Allow using an "inline" version of Chroma using PersistentClient

2025-12-17 12:09:48 +00:00 · 2024-12-04 12:54:39 -08:00 · 2024-12-04 12:54:39 -08:00 · 44ab7d93fb
commit 44ab7d93fb
parent e2054d53e4
9 changed files with 71 additions and 69 deletions
--- a/llama_stack/providers/datatypes.py
+++ b/llama_stack/providers/datatypes.py
@ -53,8 +53,6 @@ class ShieldsProtocolPrivate(Protocol):


 class MemoryBanksProtocolPrivate(Protocol):
-    async def list_memory_banks(self) -> List[MemoryBank]: ...
-
    async def register_memory_bank(self, memory_bank: MemoryBank) -> None: ...

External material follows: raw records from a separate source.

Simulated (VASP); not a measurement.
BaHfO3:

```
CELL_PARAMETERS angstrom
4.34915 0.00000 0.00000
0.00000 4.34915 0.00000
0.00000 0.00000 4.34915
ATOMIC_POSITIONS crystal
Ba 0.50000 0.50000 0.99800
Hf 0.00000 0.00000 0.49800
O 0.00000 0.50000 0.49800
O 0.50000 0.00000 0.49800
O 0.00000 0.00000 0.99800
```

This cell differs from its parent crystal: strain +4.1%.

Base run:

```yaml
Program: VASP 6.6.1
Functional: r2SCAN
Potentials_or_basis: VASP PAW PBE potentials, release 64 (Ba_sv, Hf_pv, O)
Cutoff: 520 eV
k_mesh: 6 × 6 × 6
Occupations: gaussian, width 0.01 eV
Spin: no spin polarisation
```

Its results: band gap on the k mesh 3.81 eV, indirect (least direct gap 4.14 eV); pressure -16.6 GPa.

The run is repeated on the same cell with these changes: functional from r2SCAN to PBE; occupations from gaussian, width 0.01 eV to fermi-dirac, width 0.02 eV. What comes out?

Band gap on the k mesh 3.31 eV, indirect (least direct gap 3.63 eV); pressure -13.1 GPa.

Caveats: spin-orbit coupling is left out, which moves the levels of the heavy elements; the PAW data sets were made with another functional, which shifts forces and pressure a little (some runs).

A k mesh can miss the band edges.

    async def unregister_memory_bank(self, memory_bank_id: str) -> None: ...
--- a/llama_stack/providers/registry/memory.py
+++ b/llama_stack/providers/registry/memory.py
@ -53,7 +53,7 @@ def available_providers() -> List[ProviderSpec]:
                adapter_type="chromadb",
                pip_packages=EMBEDDING_DEPS + ["chromadb-client"],
                module="llama_stack.providers.remote.memory.chroma",
-                config_class="llama_stack.distribution.datatypes.RemoteProviderConfig",
+                config_class="llama_stack.providers.remote.memory.chroma.ChromaConfig",
            ),
        ),
        remote_provider_spec(
--- a/llama_stack/providers/remote/memory/chroma/init.py
+++ b/llama_stack/providers/remote/memory/chroma/init.py
@ -4,12 +4,12 @@
 # This source code is licensed under the terms described in the LICENSE file in
 # the root directory of this source tree.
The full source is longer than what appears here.